While rifles and shotguns are part of the shop’s stock, they are not a big segment of he business. Today, many buyers are interested in handguns for home and personal defense.

Russell is aware of the controversial role handguns play in today’s society but makes a case of their use in law and order.

“Virginia is a welcoming environment for concealed carry weapons and the vast majority of citizens are doing so safely and lawfully. There are studies showing where lawfully armed citizens engaged an active shooter, the situation was resolved faster than if there had been no one to intervene and counterattack.

“We have seen a growth in concealed firearms because Virginia allows it,” said Russell.

A natural outgrowth of the gun shop is a new business both he and his wife Angie recently opened called Flying High Engraving. Again, his U2 career provides the name for the new shop located across the hall from the gun shop.

“Instead of sending engraving jobs out we now can do the work ourselves.”

The idea for the new venture came because Angie and her parents and brothers had been involved in engraving. The Russells were looking to expand their business and engraving both firearms and a host of other items was a natural fit.

Almost any object can be highly personalized by the professional engraving available at the shop, including trophies, coffee mugs, coasters, mementoes and more.

So, what’s next for the Russell family who seemingly have not slowed their pace of achievements since the beginning? “We are going to continue to run both these shops for a while and at some point, retire and spend time with our kids and grandkids,” said Russell.

The couple have two daughters and three grandchildren who live out of state. Both are married to military men so it’s obvious the rest of this story is yet to be written.

To learn more about the products and services of these high-flying enterprises visit the Russells at their website and on Facebook at: and


Published in the November 14, 2018 edition of the Fauquier Times.

Categories : HAGARTY TALES

Let’s Rumble!

Posted on Nov 17 2018 | By

VDOT saving lives one rumble strip at a time

What if every vehicle in Fauquier County could magically possess a lifesaving safety feature? With no direct cost to the owner.

“Sign me up,” would echo countywide.

Well rest easy and take no action. Over the next three years driving throughout the Piedmont will be safer than ever before. We have the Virginia Department of Transportation to thank for this gift of life.

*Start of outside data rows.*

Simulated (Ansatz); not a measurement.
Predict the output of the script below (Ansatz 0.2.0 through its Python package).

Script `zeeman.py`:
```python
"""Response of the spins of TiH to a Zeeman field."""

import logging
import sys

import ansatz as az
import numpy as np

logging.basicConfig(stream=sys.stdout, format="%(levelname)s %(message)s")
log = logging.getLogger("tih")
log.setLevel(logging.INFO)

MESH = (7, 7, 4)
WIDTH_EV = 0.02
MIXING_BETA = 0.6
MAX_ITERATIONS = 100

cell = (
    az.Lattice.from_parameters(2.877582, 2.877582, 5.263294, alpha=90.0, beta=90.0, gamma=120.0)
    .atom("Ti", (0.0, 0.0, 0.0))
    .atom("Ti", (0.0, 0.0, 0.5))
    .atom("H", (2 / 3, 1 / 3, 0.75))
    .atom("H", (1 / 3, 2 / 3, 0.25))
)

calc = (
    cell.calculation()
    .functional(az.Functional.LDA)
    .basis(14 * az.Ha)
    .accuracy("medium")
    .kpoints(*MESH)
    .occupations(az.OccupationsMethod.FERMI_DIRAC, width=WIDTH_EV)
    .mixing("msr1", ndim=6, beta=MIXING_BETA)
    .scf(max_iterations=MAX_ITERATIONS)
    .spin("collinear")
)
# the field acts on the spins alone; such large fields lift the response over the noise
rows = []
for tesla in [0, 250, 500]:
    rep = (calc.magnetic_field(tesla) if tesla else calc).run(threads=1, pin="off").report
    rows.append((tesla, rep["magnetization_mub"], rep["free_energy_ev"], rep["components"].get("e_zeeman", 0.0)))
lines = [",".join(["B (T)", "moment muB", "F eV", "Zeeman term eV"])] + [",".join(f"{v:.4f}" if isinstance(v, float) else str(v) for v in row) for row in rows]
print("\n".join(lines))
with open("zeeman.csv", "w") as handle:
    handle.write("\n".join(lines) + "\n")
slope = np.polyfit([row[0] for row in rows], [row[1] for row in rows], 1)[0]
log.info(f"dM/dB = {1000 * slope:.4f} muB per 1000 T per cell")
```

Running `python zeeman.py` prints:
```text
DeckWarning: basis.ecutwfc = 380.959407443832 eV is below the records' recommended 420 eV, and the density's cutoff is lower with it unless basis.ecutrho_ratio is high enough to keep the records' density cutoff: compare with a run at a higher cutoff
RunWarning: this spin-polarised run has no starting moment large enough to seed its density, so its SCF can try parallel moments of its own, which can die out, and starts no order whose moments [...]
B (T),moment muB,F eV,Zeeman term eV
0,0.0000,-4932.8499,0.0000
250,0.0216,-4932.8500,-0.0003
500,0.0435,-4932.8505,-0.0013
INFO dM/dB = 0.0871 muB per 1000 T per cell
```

VDOT has started a rumble fight that’s opposite of a word associated with harm. Instead, the department is saving lives and winning the opening rounds of an important roadway skirmish.

Rumble strips have been around for over half a century having first been installed on the Garden State Parkway in New Jersey in 1952. Typically embedded on the side of interstate highways, they alert inattentive drivers with a tactile vibration and audible rumbling transmitted through the vehicle wheels to the driver.

If rumble strips could talk, their message would be, “You’re leaving your lane and headed for disaster.”

The safety feature goes by numerous nicknames including sleeper lines, alert strips, audible lines, sleepy bumps, wake up calls, drift lines, and most graphically, drunk lines. Call them what you may, but “guardian angels” might be the best moniker.

A case could be made that for the last several decades installation of rumble strips on interstate highways was the reverse of where they first should have been installed. Why?

The National Highway Traffic Safety Administration advises twice as many highway deaths occur on rural roads than urban and suburban streets and highways. Nearly 55 percent of all on-road fatalities occur on rural roads yet fewer than 20 percent of the U. S. population resides in small towns and rural areas.

One of the most dangerous acts any of us perform each day is getting behind the wheel and cruising through our scenic countryside.

“Some of the things that make Virginia beautiful can also make our roadways fairly dangerous,” said Nathan Umberger. Umberger is VDOT’s Culpeper District traffic engineer and tasked with managing the district’s highway safety improvement program.

“We look very closely at the amount of fatal crashes and crashes overall. We ascribe to vision zero deaths. We want all road users to arrive safely at their final destination.”  Residents will notice with greater frequency either centerline or roadside rumble strips appearing on county roads in an effort to achieve that goal.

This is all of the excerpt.